The public image of the Anacostia River as a sewage-ridden repository for pollution has tended to overshadow the river’s vast ecological diversity and vibrant life. A boat trip upriver last Saturday was a testament to the astonishing potential for beauty the river holds. After crossing the CSX railway bridge in Northeast that renders the upper river impassable to larger vessels, the Anacostia transforms into an idyllic waterfront as it snakes up through the National Arboretum.
There is a concerted effort underway on the part of the federal and city governments to clean up the Anacostia, but the prospects for a quick recovery are grim. The U.S. Department of Justice and the Environmental Protection Agency filed a joint lawsuit in 2003 against the D.C. city government and its Water and Sewage Authority for violation of the Clean Water Act. A full settlement was reached last year requiring the city’s administration to implement controls to bring the system within regulations, but the implementation of the plan is slated to take at least 20 years.
Mohsi Siddique, the program manager of WASA’s Long Term Control Plan, said that the official cleanup plan will involve fixing and expanding pump stations to ensure that the combined sewage overflows that currently enter the river directly reach the treatment plant at Blue Plains, as well as sinking 20-to-25-foot-diameter tunnels into the river bed to store overflow until the plant can handle it. The plan is estimated to cost $1.9 billion over 20 years.
“We know how to do it,” Earth Conservation Corps Anacostia Riverkeeper Brian Van Wye said. “But the question is, is there the money and political will there to make it happen?” The ECC is a non-profit environmental advocacy group on the river seeking to raise community awareness of the Anacostia’s problems.
Siddique said that the archaic system of sewage tunnels, constructed in the early 19th century to funnel waste east of the city along the natural streams that run down into the Anacostia, would be impossible to replace without tearing apart the city. The current plan alone was originially slated to take 40 years before the lawsuit and cost billions of dollars.
Thanks to lobbying by Mayor Anthony Williams and Congresswoman Eleanor Holmes Norton, the federal government has pledged $85 million towards the cleanup, WASA Public Affairs Director Michelle Quander-Collins said. The bulk of the cost, though, will be borne by local taxpayers in their water bills, which will increase by four to 10 percent.
“We hope that the federal government will continue to help fund the project,” Siddique said.
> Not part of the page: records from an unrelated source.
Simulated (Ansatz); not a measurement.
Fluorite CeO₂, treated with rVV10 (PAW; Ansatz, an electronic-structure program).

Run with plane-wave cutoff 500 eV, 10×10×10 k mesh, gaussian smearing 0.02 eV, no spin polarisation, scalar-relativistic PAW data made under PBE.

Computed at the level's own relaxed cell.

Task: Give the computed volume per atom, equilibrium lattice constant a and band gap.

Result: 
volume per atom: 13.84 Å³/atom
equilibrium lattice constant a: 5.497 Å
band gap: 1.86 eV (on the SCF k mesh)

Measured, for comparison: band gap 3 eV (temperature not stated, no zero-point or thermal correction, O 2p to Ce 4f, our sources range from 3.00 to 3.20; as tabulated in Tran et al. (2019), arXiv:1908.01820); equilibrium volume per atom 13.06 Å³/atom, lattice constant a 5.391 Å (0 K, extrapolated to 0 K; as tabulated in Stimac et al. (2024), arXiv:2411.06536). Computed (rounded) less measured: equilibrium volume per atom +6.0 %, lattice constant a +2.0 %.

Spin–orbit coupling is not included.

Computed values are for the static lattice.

The prohibitive expense has also slowed the cleanup efforts, as the many involved bureaucracies point fingers at each other in hopes of defraying the cost.
“I think it’s political red tape, it’s getting Maryland and Virginia to help pay for it,” Glen O’Gilvie, president and CEO of the ECC, said.
O’Gilvie considers increasing awareness of and involvement with the cleanup effort in the local community in Southeast to be key to the plan’s success.
“It’s a change of culture, educating young people in schools and other venues who then educate their parents,” he said. “We challenge school teachers to incorporate the environment into their curriculum and incorporate the environment into their churches.”
Hope remains for the river, as the ECC continues to raise awareness of the Anacostia’s potential. According to O’Gilvie, there were only three species of fish present in the 1940s; today there are 76. The ECC’s educational efforts have surged forwards as well.
“We’re chipping away at it at about 5,000 people a year,” O’Gilvie said.